Sunday, November 28, 2010
Last week's newspaper came with an unusual sticker affixed to it. It advertised a local mall's "Fast Pass" to Santa. Apparently parents can now go to a website, purchase a photo package and then print out a Fast Pass which enables them to "bypass the regular line and hop onto our faster VIP line" to visit Santa.
Ho! Ho! Ho!
I can't help but feel that this reduces a child's visit to the Jolly Old Elf to just another consumer transaction. Americans today (and I think it's mostly Americans) are so used to instant gratification that they can't even teach their kids how to wait 10 or 15 minutes for something. They miss the opportunity to stand in a short line and talk about what they're going to say to Santa, watch all the other little kids climb on his lap, and generally savor the anticipation of meeting the big man himself.

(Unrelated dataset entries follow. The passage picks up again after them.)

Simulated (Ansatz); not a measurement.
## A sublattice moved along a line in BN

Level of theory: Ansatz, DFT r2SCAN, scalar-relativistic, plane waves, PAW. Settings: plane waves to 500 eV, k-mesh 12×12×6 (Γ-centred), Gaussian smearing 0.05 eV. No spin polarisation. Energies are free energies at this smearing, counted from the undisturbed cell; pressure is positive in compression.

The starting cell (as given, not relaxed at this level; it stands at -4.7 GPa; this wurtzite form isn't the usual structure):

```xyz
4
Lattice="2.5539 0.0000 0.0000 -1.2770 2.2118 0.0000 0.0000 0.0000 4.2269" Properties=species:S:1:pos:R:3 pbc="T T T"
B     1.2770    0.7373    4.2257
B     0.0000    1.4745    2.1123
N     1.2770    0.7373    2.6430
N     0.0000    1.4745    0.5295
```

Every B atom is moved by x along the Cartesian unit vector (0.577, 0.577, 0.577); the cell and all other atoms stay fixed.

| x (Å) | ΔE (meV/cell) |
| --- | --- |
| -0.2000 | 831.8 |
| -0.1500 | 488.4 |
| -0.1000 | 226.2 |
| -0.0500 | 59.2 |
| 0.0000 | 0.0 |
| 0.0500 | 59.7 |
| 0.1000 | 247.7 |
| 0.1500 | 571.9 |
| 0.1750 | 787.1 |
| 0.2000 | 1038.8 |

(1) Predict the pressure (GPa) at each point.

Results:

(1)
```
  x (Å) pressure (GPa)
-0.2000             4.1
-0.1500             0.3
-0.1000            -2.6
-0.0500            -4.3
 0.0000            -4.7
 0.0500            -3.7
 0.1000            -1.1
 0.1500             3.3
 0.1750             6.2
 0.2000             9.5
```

The Fast Pass, right down to its Disney-fied name, promotes the notion that a child's visit to Kris Kringle is just another item to be crossed off on the huge December To-Do list. It creates an image of harried parents corralling their offspring in the minivan and racing to the mall to get there at the appointed time for a meet-and-greet with Santa, before hurrying through the rest of the mall to pick up the "Must-Have" gifts, without which retailers tell them no holiday is complete.
The Fast Pass creates no memories, no enchanted feelings of the season of anticipation. There is no opportunity for a serendipitous encounter with something magical. In a Fast Pass experience, my family never would have realized we met the Real Santa.
For us, the Christmas season always included a trip to see Santa on my son's birthday, which falls in December. We'd venture out to King of Prussia, home of the East Coast's largest shopping mall, because it always had a wonderful Santa and beautiful displays. Santa had a real white beard and white hair, with a luxurious plush red outfit. He'd always take his time with the little ones, and parents could bring their own cameras to take photos with Santa. We have photos of him over a seven year span.
One year we wandered up to Santa's chair just as he was leaving "to feed his reindeer." Santa told my son that he would be back in an hour to talk to him. "That's fine," I said," Today is Ryan's birthday so we'll go out to dinner and then come back to see you." And off we went, with Ryan still clutching his handwritten wish list.
An hour or so later we joined the short line to see Kris Kringle. When it was time for our son to climb up on his lap, Santa called out, without skipping a beat, "Come on up, Ryan, and tell me what you want for Christmas!"
My husband and I looked at each other - "he's the real Santa!" I mouthed. We were so surprised that we forgot to remind Ryan to bring back his Christmas list when he was finished his visit. Not to worry, the real Santa managed to surreptitiously pass it to my husband before we left. (Just in case he wasn't, you know, the real Santa.) That memory of Santa calling Ryan by name is one we recall year after year, always with a smile. No Fast Pass necessary.